Rwanda is a predominantly Christian country and a heavy presence of religious organizations in all spheres of life.
Rwanda is a predominantly Christian country and a heavy presence of religious organizations in all spheres of life.
In order to spread their influence and beliefs, early missionaries built schools and health centres to teach the natives western ways of life.
They targeted the children of the most influential members of society and slowly relegated traditional cultural norms to the bottom drawer of scorn. The social fabric that held communities together was slowly but surely replaced by religious dogma.
Today, Easter, all Christian churches and prayer centres will be full to the brim with the faithful celebrating the rising from the dead of Jesus Christ.

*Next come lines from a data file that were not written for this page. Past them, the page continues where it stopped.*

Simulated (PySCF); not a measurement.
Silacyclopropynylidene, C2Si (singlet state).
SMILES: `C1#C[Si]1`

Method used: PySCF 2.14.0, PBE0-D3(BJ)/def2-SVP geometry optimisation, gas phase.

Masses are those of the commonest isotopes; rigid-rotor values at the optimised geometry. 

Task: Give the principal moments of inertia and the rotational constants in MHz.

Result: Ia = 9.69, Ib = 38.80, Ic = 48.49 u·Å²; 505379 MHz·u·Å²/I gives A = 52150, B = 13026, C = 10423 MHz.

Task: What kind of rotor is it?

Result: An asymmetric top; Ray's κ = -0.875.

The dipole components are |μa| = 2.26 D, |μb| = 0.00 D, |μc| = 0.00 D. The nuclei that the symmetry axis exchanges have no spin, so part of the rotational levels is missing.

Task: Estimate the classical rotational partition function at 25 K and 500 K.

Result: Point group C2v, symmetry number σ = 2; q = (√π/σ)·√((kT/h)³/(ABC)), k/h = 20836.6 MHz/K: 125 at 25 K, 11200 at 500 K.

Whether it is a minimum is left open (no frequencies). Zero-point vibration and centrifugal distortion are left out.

It is difficult to reconcile the fact that it was similar throngs of the faithful who spearheaded the 1994 Genocide against the Tutsi.
It is equally very puzzling that it was people like those who will be standing behind the alter today, preaching the love for one another, who sowed the poisonous seed of hate.
Those seemingly pious Christians did not hesitate to desecrate churches by turning them into abattoirs, in most cases with the full blessings of priests, nuns or pastors.
Some like Father Athanase Seromba ordered the demolition of his church in Nyange where more than 2,000 Tutsi had taken refuge. He used bulldozers to reduce the church into rubble, with the people inside.
If someone like Seromba could be entrusted with the spiritual guidance of thousands, why should we be surprised that his docile students turned out to be demons?
Spiritual leaders should take this Easter opportunity to join their flock in repentance, even though, unlike Christ, there is no chance of bringing back from the dead the millions who perished in the Genocide.